The Canadian government is renewing its support for a project, based at the University of Toronto’s Munk Centre, to provide Iranian dissidents with a secure means of communicating and circumventing Iranian censorship. The project will also be extended to provide similar services to dissidents in other countries.
The idea of Western governments providing assistance to activists in authoritarian countries is a laudable one – but far from new. Throughout the Cold War, Western governments supported a variety of dissident causes and groups throughout the former Warsaw Pact.
Canada’s overall ability to help bring about change in Iran – and to stand with our allies on an important international file – is fatally weakened by the Tories’ approach.

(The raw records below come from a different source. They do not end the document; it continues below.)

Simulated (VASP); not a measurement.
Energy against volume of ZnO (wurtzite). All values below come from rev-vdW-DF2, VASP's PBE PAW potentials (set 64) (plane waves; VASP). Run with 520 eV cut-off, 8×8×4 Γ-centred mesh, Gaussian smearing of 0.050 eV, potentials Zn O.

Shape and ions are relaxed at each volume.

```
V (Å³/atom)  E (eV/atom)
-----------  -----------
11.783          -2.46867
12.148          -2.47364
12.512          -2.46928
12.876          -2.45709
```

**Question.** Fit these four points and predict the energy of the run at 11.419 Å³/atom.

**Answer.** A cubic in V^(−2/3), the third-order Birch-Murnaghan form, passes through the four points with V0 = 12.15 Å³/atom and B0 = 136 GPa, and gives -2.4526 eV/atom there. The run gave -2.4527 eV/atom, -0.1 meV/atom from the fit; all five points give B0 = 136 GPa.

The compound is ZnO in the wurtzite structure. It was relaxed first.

This was done by means of a three-prong approach. First, there was direct support to various groups and individuals (though this was done carefully to avoid making their lives even more difficult). Second, official diplomacy with Communist countries put pressure on them to live up to their rhetorical promises of freedom of speech and religion in their societies. Finally, Western governments sought to get around censorship in these societies by broadcasting news and public information to them through means that were difficult to jam. These types of projects have continued after the Cold War in various countries around the world, including the Middle East in general and Iran in particular.
The Munk Centre project is a worthy one, but it is hardly original in its basic conception or objectives. The technical means by which it is being carried out are new, reflecting the fact that communications technologies have changed. What distinguishes Canada’s approach in Iran from previous projects is that the Canadian government has cut official ties with Iran. In effect, Canada has adopted two of three prongs usually employed by Western countries seeking to help dissident communities in authoritarian countries.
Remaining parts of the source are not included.